MORWELL runner Nick Schilling won last month’s gruelling King of the Mountain race for the second time, ahead of a small but unyielding field of competitors.
The traditional course from Traralgon to the television towers on the summit of Mt Tassie was changed in favour of an off-road flavour for safety reasons.
The run began at the Loy Yang turn-off, at the start of the walking track to Traralgon South, cutting out the first flat seven kilometres from Traralgon, but adding more hilly country.
At the start line contestants could see the summit of Mt Tassie, shrouded in cloud, previewing an uphill battle along undulating timber plantation roads and walking tracks and finishing with a seemingly endless slog along Callignee South Road to Mt Tassie.

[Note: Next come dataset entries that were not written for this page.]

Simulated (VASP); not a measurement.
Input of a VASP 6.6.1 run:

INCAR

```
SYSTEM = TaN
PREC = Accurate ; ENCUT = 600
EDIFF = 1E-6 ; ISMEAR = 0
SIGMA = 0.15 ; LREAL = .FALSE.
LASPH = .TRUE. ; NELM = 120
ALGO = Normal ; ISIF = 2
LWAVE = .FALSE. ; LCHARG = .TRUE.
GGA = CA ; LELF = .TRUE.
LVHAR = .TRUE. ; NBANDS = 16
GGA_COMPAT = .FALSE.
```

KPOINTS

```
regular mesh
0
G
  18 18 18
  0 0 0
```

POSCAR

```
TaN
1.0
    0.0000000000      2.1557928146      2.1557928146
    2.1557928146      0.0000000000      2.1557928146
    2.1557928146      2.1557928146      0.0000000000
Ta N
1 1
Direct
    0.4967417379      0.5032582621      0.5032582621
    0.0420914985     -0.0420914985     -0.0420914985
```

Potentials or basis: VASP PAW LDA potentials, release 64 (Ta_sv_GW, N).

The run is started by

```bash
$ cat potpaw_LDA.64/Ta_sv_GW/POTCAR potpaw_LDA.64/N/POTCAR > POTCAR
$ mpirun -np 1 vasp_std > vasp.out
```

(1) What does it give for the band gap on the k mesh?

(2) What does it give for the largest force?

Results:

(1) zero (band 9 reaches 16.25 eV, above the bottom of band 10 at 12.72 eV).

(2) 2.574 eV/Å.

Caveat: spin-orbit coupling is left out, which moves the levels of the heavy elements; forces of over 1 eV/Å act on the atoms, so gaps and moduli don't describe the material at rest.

“It was more like a cross-country course for the first few kilometres – lots of narrow bushy tracks, steep rises, and many puddles to navigate,” Schilling said.
After winning the mountain run in 2010 Schilling has had injury problems, but was able to battle onward and upward.
“It felt harder than the previous course, but I am not as fit as I was then,” he said.
“In fact it was a delightful course. We were in among the trees and natural growth most of the way, with magnificent views across the hills and down across the valley.
“Soon after the start, as we headed east, we could reach out and almost touch the Loy Yang power stations; 90 minutes later the cooling towers were like tiny toys below us in the distance.”
Mark Rossiter stayed with Schilling for the first five kilometres, but was eventually usurped by two-time winner Darell Cross, who was content to start slowly before overtaking Rossiter to finish second, two minutes ahead of his fellow Traralgon Harrier.
Richard Comber was fourth after running a hard 16 kilometres through the hills at Wirilda Park the previous day.
All runners found the course was more demanding than the route taken in previous years, adding about 20 or more minutes to their average time.
Five time women’s Queen of the Mountain Kylie Murray tended a drink station, sidelined by injury for the first time in her distinguished running career.
With legendary nine-time champion Sandra Timmer-Arends also injured, Liz Kenny and Sue Elsdon were the only women in the field and crossed the finish line together.
Veteran marathon race-walker Brian Glover travelled from Portland to complete his 11th King of the Mountain.
The next major local event supported by the Traralgon Harriers is Duncan’s Run 100, the inaugural Gippsland trail run in memory of Harrier Duncan Orr.
It is a 100km solo run, with 30km, 50km and 100km relay options, along the Grand Strzelecki Track on 21 December.
30km King and Queen of the Mountain results
Nick Schilling 2.33.36, Darrel Cross 2.37.38, Mark Rossiter 2.39.39, Richard Comber 2.49.50, Gary Fox 3.12.49, Barry Higgins 4.02.20, Liz Kenny 4.05.24, Sue Elsdon 4.05.25, Brian Glover 4.18.27.